Mwijo moved to Israel in Israel in 1962 at the age 35. His profession, which if I understood correctly, was an embroiderer of military uniforms and was not needed in Israel (with their scaled back, simple military uniforms and their ranks made of medal) and he showed us the 1962 letter from the Security Services Office to prove it. He touched on his experiences in the ma’abarot, the transit camps for Jews from North Africa and the Middle East, and on what he described as racism towards Moroccans in Israel then and now.

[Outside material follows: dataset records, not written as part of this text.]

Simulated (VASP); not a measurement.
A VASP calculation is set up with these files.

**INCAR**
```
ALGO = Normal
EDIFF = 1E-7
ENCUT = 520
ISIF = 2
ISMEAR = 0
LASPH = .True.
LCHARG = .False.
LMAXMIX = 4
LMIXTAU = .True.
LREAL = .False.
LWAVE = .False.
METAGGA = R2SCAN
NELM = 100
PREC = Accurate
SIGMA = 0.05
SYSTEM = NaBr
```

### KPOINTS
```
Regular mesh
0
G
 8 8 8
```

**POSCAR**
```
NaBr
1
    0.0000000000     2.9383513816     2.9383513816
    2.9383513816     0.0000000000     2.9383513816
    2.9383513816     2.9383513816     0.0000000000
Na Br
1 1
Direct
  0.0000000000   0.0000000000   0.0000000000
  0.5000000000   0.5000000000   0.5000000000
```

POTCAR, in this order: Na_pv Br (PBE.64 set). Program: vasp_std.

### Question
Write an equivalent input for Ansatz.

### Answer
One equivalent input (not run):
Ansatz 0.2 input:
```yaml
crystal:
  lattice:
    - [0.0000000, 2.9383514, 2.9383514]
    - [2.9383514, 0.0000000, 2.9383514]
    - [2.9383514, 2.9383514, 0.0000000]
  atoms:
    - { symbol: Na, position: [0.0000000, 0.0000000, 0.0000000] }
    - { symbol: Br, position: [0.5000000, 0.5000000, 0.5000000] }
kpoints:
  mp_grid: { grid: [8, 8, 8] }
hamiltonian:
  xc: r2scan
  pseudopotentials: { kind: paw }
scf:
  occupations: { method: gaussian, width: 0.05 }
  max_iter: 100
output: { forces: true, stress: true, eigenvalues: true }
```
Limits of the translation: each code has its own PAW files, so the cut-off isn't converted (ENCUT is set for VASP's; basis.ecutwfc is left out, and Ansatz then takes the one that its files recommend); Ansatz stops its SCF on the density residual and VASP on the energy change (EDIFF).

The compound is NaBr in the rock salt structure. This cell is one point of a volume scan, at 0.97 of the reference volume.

Muallem Ben Haroush would eventually also settle in Israel, in Kiryat Haim, where Mwijo would support him during his final days. As a gift to Mwijo, Ben Haroush left him his songbooks, which had also been handed to down to him. The songbooks would prove to be the source from which Mwijo drew his strength. I can’t stress enough what these songbooks represent. It is incomprehensible what is tied up in these songs – the heritage of Moroccan music, Moroccan Jewish history -- history that can be found nowhere else but buried somewhere in Mwijo’s modest apartment. Apparently, when Professor Joseph Chetrit of Haifa University became aware of the books he asked Mwijo if he could photograph them for his research. Mwijo refused. He thought Chetrit was just out to make money (clearly not the case and not the case with books published by academic presses) and that Mwijo wasn’t going to get his cut. So for now, only one man has studied and mastered those songs since Ben Haroush and that man is Mwijo. It is because he committed the songs in the books to memory – a dramatic turnaround from his earlier years when he could only ever remember parts of songs – that Mwijo maintains the honorific title of Cheikh – the master of 1,000 songs. In a final odd musical twist, we learned from Mwijo that Muallem David Ben Haroush is buried in Haifa near Mike Brant, the 1970s Israeli pop star who committed suicide at the height of his career.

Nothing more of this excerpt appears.